Relying on the said decision, it was also submitted that when such an exercise is undertaken by the Assessing Officer, it can be regarded as a case where the Assessing Officer forms an opinion and that re-assessment on the very same ground would be invalid because the Assessing Officer having once formed an opinion in the course of the original assessment, although he did not record the reasons for the same, cannot be permitted to change his opinion through the re-assessment proceedings.
Held by CIT (A)
CIT (A) held that the Assesses was only a developer and not a contractor and that AS-7 would not apply to it. It was held that the action of rejecting the books of account of the Assesses under Section 145 could not be upheld. The AO was directed to compute the income of the Assesses in terms of the Revenue recognition method followed by the Assesses. The addition made by the AO in the sum of Rs. 5,23,00,137/- was directed to be deleted. Significantly, the CIT (A) also noted that the entire exercise was revenue neutral as the AO had only advanced the accrual of income from AY 2006-07 to AYs 2004-05 and 2005-06.
The appeal filed by the Assesses for AY 2006-07 was allowed by the CIT (A) by a separate order dated 12th November, 2009 accepting the plea of the Assesses that the advances received against two of the projects could not be treated as income since construction had not started. No expenses had been booked by the Assesses against the said advances. Therefore, even on the basis of AS -7 the said sum could not be assessed as income of the Assesses.
Held by ITAT
As far as AY 2005-06 is concerned, the ITAT reversed the order dated 2nd July 2010 of the CIT (A) and accepted the plea of the Revenue that the percentage completion method would apply since the Assesses had transferred risks and rewards to the buyers even prior to commencement of construction activities. The further factor which weighed with the ITAT was that some of the buyers had transferred their rights in construction to third parties during the currency of the construction.
A separate order was passed by the ITAT in ITA No. 235/Del/2010 being the Revenue’s Appeal for AY 2006-07. The ITAT recorded the submission that the parties were agreement that there was not much discussion on the factual aspects either in the order of the AO or the order of the CIT (A). The ITAT proceeded to set aside the order of the CIT (A) and remand the matter to the AO for deciding it afresh in conformity with the ITAT’s order for AYs 2004-05 and 2005-06.
Held by High Court
It is required to be noticed that the ITAT has in the impugned order dated 17th February, 2015 in ITA No. 4316/Del/2010 upheld the finding rendered by the CIT (A) that the Assesses was only a developer and not a contractor. This finding is significant because, as noticed hereinbefore, the agreements entered into by the Assesses are only on the basis that it is a developer. The Assessee has throughout been contending that it is not a contractor. This finding has been accepted by the Revenue inasmuch as it has not filed any appeal against the impugned order of the ITAT.
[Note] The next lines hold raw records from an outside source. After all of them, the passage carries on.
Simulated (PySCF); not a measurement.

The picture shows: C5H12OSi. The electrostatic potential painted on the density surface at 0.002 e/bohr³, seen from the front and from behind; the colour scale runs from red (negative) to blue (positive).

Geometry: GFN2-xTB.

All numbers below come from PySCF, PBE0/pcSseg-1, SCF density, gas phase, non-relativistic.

The other significant aspect is that the Assesses has been able to make good its plea regarding treatment of the sum received by it as advance in its books of accounts. The balance sheets filed by the Assesses, copies of which are enclosed with the memorandum of Appeal, do bear out the fact that the cost of construction is capitalized as regards the flats the construction of which is yet to be completed, and no conveyance deed has been executed or possession has not been handed over. The Assessee’s balance sheet dated 31st March, 2005 discloses under the sub-head ‘Inventory’ under the head ‘Current loans and advances’ a sum of Rs.7,09,93,957. The explanatory Schedule 4 describes the said figure as ‘Stock and inventory’.
Section 145 (1) states that the income chargeable under the heads ‘Profits and gains of business or profession’ shall be computed in accordance with either cash or mercantile system of accounting “regularly employed by the Assesses”. It is only with effect from 1st April 2015 that a change has been brought about in Section 145 (2) which permits the central government to notify in the Official Gazette from time to time the income computation and disclosure standards to be followed by any class of Assesses or in respect of any class of income. That change is prospective and in any event does not apply to the case on hand.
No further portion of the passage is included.